Tuesday, September 16, 2014

Cable Ratings


The reason there's more TV animation than ever? It makes much money.

Adult Swim ranked #1 among basic cable networks for Total Day Delivery of adults 18-24 & 18-34 and men 18-24 for the second week of September. ... [A] new episode of the acquired series Bobs Burgers (Sunday, 9:30 p.m.) ranked #1 in its time period among adults 18-24 & 18-34, and grew average delivery of adults 18-34 by 2% and adults 18-34 by 20% vs. the same time period last year. ...

Adult Swim programming – including Family Guy, American Dad, Robot Chicken and Black Jesus – accounted for 21 of the top 50 telecasts of the week on basic cable among adults 18-34, and 23 of the top 50 among men 18-34, both more than any other network. ...

Across the second week of September 2014, Cartoon Network ranked as television’s #1 network for Total Day Delivery of boys 6-11 & 9-14, and #1 for Early Prime (6-8 p.m.) Delivery among kids 2-11 & 6-11 and all targeted boys. Total Day delivery grew year-over-year among kids 2-11 by +17% and kids 6-11 also by +17%. ...

And so on and so forth.

We've reached the point where broadcast television (ABC, CBS, NBC, Fox) is little different than cable television. On any given night, Cable networks outgun their broadcast cousins. Which makes sense, because everything is on cable, and fewer and fewer people derive their viewing pleasures through a rooftop antenna.

But even cable as we've known it is changing. The day approaches when everyone will be sucking their preferred content off the internet, and then cable will be side issue. It's going to be "whatever you want to see, whenever you want to see it." Content and branded content will be the deal. The delivery system will be irrelevant.

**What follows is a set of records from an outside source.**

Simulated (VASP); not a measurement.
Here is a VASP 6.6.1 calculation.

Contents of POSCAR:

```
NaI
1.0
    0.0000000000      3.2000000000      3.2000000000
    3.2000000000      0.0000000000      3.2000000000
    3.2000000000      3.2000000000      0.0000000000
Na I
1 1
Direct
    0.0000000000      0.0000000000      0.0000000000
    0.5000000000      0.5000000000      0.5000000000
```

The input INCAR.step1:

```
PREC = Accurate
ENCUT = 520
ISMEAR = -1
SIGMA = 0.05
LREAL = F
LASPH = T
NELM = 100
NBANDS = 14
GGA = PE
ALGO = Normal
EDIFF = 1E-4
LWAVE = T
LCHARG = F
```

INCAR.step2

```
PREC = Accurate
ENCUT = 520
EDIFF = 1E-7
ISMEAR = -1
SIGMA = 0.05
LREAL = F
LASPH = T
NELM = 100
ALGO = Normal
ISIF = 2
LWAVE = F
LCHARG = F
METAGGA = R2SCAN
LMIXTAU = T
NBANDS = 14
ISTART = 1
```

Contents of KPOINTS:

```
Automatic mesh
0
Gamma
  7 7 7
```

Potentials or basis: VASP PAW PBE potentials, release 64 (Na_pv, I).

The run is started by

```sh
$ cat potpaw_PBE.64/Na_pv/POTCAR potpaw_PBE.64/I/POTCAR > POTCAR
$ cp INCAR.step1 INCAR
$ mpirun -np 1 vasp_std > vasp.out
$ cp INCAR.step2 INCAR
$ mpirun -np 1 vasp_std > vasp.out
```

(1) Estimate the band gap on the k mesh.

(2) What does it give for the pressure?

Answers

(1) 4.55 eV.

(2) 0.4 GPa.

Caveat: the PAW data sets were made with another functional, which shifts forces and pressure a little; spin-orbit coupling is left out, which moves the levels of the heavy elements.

Which explains, come to think of it, why we've had this expansion of television animation. It's potent content. Cartoons are relatively inexpensive to create, have a long shelf life, and people watch them in droves. (And there's the added bonus of big sales of ancillary merchandise -- dolls, games, video knick knacks and phone apps. What's for a fine, entertainment conglomerate not to like?)